Help with designing a schema

Hi,
I’m new to dgraph. How could I design a schema for money flow between users?
Every user has an ID and could send any amount of currency to any other user.
I have transactions like this: User 1 sends 12 amount of currency to User 2 etc.

I want to build a graph like this:

How should schema look like for this? (edges with values represent the transactions between users)

Hi @Kuririn,
Without knowing any other requirements you might have, I would suggest putting a node in the middle between users, signifying a transaction type

<name> <string> @index(hash) .
<user_id> <string> @index(hash) .
<txn_id> <string> @index(hash) .
<txn_time> <datetime> .
<amount> <float> .
<recipient> uid @reverse .
<sender> uid @reverse.

type User {
  user_id
  name
}
type Transaction {
  txn_id
  txn_time
  amount
  sender
  recipient  
}

Where queries could be like

{
  txnsByUserName(func: eq(name,"John Smith")) @filter( type(User) ) {
    user_id
    ~sender {
      id
      amount
      txn_time
    }
  }
  usersByTxn(func: eq(txn_id,'42342abec')) @filter(type(Transaction)) {
    sender @filter(type(User)) {
      user_id
      name
    }
    recipient @filter(type(User)) {
      user_id
      name
    }
  }
}

(the extra type(X) filters are just for extra protection, not really required there)

Good luck!

1 Like

Thanks! I will consider it. What I want to achieve is to see all the inflows (incoming transactions) to specific users to the N degree (N hops on the graph).

For example graph that I showed would be displayed for User 4.

yea to do things like ‘show me people who have given money to anyone who has given money to me’ you could query as something like:

{
  q(func: eq(name,"John Smith")) @recurse {
    ~recipient
    sender
    txn_id
    user_id
  }
}

which would follow all reverse recipient edges, all sender edges, and collect txn_id and user_id along the way.

Another cool thing you can do here is ask “has person A ever been financially connected to person B though any possible path?” using a shortest_path query.

2 Likes

Awesome! It’s what I need. I will dig deeper into it. Thanks!

@iluminae you was so helpful. Do you know if I can add own uid? Because when I’m adding new transactions I must first check uid of user and it’s additional query (I must specify uid for sender, recipient fields).

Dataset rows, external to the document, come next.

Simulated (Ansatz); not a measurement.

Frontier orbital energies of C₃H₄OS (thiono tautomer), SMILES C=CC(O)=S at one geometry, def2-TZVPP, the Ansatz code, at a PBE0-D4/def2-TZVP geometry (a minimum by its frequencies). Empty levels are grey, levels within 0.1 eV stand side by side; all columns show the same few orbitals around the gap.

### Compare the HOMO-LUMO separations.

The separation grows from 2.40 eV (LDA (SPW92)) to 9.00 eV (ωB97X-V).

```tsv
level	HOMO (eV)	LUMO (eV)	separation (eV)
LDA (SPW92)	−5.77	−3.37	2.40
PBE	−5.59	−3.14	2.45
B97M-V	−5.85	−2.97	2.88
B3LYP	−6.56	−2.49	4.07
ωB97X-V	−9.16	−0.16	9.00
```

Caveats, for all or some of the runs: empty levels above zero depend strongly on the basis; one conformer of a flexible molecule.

im not sure what you question is asking exactly, so correct me if my assumptions are wrong here:

  • If you want to update based on user’s ids:
    • you can use upserts to look up ids to link to. (see here). Here is a complex version with alot of sanity checking that may not be required in your case:
upsert {
  query {
    userA as var(func: eq(user_id,"7tsuynaebvj"))
    userB as var(func: eq(user_id,"eoineovvhe"))
    transaction as var(func: eq(txn_id,"teohdht")) @filter(uid_in(sender,userA) AND uid_in(recipient,userB)) # for sanity check, find a already existing trasaction that exactly matches what you are about to insert
  }
  mutation @if(eq(len(transaction),0)) { #only perform this mutation if no existing transaction exists (extra, not really required for this use case)
    set {
      # note that if any of these variables are empty (above query did not find anything) it will assign a new uid
      uid(transaction) <txn_id> "teohdht" .
      uid(transaction) <sender> uid(userA) .
      uid(transaction) <recipient> uid(userB) .
      uid(transaction) <amount> "3456.345" . 
    }
  }
  # set user information. If you know absolutely these must exist already, both of these mutations are probably unnecessary.
  mutation @if(eq(len(userA),0)) { #fill in userA's id if this node is new
    set {
      uid(userB) <user_id> "7tsuynaebvj" .
      #maybe name and info too
    }
  }
  mutation @if(eq(len(userB),0)) { #fill in userB's id if this node is new
    set {
      uid(userB) <user_id> "eoineovvhe" .
      #maybe name and info too
    }
  }
}

(note: i free form wrote this and did not run it)

  • If you want to literally put in your own uids (literally the uid int field) and control them on your side, external to the database:
    • I highly discourage this, as you will also have to control leasing these uids from the Zero pods, and there have been bugs about leasing all available UIDs at once. Use external ids (which is any identifying field you want that is 1:1 with a node), and upserts to look up real uids from them.
1 Like

Thanks!!! You saved me a lot of time. :slight_smile:

I have a big problem with this query right now:

It worked on the small scale, but when I uploaded 2 million nodes it’s not working. I’m getting this error:

context deadline exceeded

I thought that the graph database is designed for queries like this. I’m using dgraph shared in the cloud. Do I need a dedicated server for this number of nodes?
I’m afraid that with more nodes even on a dedicated server it will work very slow.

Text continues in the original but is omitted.